Re: [PATCH drm-next v2 05/16] drm: manager to keep track of GPUs VA mappings
From: Liam R. Howlett
Date: Thu Feb 23 2023 - 14:11:05 EST
* Danilo Krummrich <dakr@xxxxxxxxxx> [230222 13:13]:
> On 2/21/23 19:20, Liam R. Howlett wrote:
> > * Danilo Krummrich <dakr@xxxxxxxxxx> [230217 08:45]:
> > > Add infrastructure to keep track of GPU virtual address (VA) mappings
> > > with a decicated VA space manager implementation.
> > >
> > > New UAPIs, motivated by Vulkan sparse memory bindings graphics drivers
> > > start implementing, allow userspace applications to request multiple and
> > > arbitrary GPU VA mappings of buffer objects. The DRM GPU VA manager is
> > > intended to serve the following purposes in this context.
> > >
> > > 1) Provide infrastructure to track GPU VA allocations and mappings,
> > > making use of the maple_tree.
> > >
> > > 2) Generically connect GPU VA mappings to their backing buffers, in
> > > particular DRM GEM objects.
> > >
> > > 3) Provide a common implementation to perform more complex mapping
> > > operations on the GPU VA space. In particular splitting and merging
> > > of GPU VA mappings, e.g. for intersecting mapping requests or partial
> > > unmap requests.
> > >
> > > Suggested-by: Dave Airlie <airlied@xxxxxxxxxx>
> > > Signed-off-by: Danilo Krummrich <dakr@xxxxxxxxxx>
> > > ---
> > > Documentation/gpu/drm-mm.rst | 31 +
> > > drivers/gpu/drm/Makefile | 1 +
> > > drivers/gpu/drm/drm_gem.c | 3 +
> > > drivers/gpu/drm/drm_gpuva_mgr.c | 1704 +++++++++++++++++++++++++++++++
> > > include/drm/drm_drv.h | 6 +
> > > include/drm/drm_gem.h | 75 ++
> > > include/drm/drm_gpuva_mgr.h | 714 +++++++++++++
> > > 7 files changed, 2534 insertions(+)

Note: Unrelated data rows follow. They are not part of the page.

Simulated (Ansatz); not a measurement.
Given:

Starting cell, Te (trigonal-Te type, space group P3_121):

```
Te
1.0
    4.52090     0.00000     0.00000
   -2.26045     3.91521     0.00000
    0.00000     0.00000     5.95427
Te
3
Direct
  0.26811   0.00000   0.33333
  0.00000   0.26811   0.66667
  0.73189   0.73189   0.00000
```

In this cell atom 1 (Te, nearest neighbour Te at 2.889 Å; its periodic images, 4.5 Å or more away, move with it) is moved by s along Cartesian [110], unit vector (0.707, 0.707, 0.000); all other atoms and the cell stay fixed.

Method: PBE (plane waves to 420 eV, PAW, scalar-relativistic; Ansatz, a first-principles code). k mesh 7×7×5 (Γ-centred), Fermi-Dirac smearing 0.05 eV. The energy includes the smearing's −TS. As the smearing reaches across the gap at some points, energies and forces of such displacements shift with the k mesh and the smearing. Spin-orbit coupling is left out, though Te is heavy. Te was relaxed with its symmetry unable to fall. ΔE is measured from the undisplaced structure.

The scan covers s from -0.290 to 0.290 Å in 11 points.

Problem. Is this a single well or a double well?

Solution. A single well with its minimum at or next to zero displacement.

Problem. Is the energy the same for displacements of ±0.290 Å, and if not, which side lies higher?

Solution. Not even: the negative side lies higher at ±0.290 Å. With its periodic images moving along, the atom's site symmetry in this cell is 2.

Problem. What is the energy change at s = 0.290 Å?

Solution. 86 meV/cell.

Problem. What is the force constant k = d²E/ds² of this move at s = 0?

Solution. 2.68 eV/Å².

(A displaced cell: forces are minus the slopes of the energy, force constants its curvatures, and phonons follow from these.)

> > > create mode 100644 drivers/gpu/drm/drm_gpuva_mgr.c
> > > create mode 100644 include/drm/drm_gpuva_mgr.h
> > >
> > > diff --git a/Documentation/gpu/drm-mm.rst b/Documentation/gpu/drm-mm.rst
> > > index a52e6f4117d6..c9f120cfe730 100644
> > > --- a/Documentation/gpu/drm-mm.rst
> > > +++ b/Documentation/gpu/drm-mm.rst
> > > @@ -466,6 +466,37 @@ DRM MM Range Allocator Function References
> > > .. kernel-doc:: drivers/gpu/drm/drm_mm.c
> > > :export:
> > ...
> >
> > > +
> > > +/**
> > > + * drm_gpuva_remove_iter - removes the iterators current element
> > > + * @it: the &drm_gpuva_iterator
> > > + *
> > > + * This removes the element the iterator currently points to.
> > > + */
> > > +void
> > > +drm_gpuva_iter_remove(struct drm_gpuva_iterator *it)
> > > +{
> > > + mas_erase(&it->mas);
> > > +}
> > > +EXPORT_SYMBOL(drm_gpuva_iter_remove);
> > > +
> > > +/**
> > > + * drm_gpuva_insert - insert a &drm_gpuva
> > > + * @mgr: the &drm_gpuva_manager to insert the &drm_gpuva in
> > > + * @va: the &drm_gpuva to insert
> > > + * @addr: the start address of the GPU VA
> > > + * @range: the range of the GPU VA
> > > + *
> > > + * Insert a &drm_gpuva with a given address and range into a
> > > + * &drm_gpuva_manager.
> > > + *
> > > + * Returns: 0 on success, negative error code on failure.
> > > + */
> > > +int
> > > +drm_gpuva_insert(struct drm_gpuva_manager *mgr,
> > > + struct drm_gpuva *va)
> > > +{
> > > + u64 addr = va->va.addr;
> > > + u64 range = va->va.range;
> > > + MA_STATE(mas, &mgr->va_mt, addr, addr + range - 1);
> > > + struct drm_gpuva_region *reg = NULL;
> > > + int ret;
> > > +
> > > + if (unlikely(!drm_gpuva_in_mm_range(mgr, addr, range)))
> > > + return -EINVAL;
> > > +
> > > + if (unlikely(drm_gpuva_in_kernel_region(mgr, addr, range)))
> > > + return -EINVAL;
> > > +
> > > + if (mgr->flags & DRM_GPUVA_MANAGER_REGIONS) {
> > > + reg = drm_gpuva_in_region(mgr, addr, range);
> > > + if (unlikely(!reg))
> > > + return -EINVAL;
> > > + }
> > > +
> >
> > -----
> >
> > > + if (unlikely(drm_gpuva_find_first(mgr, addr, range)))
> > > + return -EEXIST;
> > > +
> > > + ret = mas_store_gfp(&mas, va, GFP_KERNEL);
> >
> > mas_walk() will set the internal maple state to the limits to what it
> > finds. So, instead of an iterator, you can use the walk function and
> > ensure there is a large enough area in the existing NULL:
> >
> > /*
> > * Nothing at addr, mas now points to the location where the store would
> > * happen
> > */
> > if (mas_walk(&mas))
> > return -EEXIST;
> >
> > /* The NULL entry ends at mas.last, make sure there is room */
> > if (mas.last < (addr + range - 1))
> > return -EEXIST;
> >
> > /* Limit the store size to the correct end address, and store */
> > mas.last = addr + range - 1;
> > ret = mas_store_gfp(&mas, va, GFP_KERNEL);
> >
>
> Would this variant be significantly more efficient?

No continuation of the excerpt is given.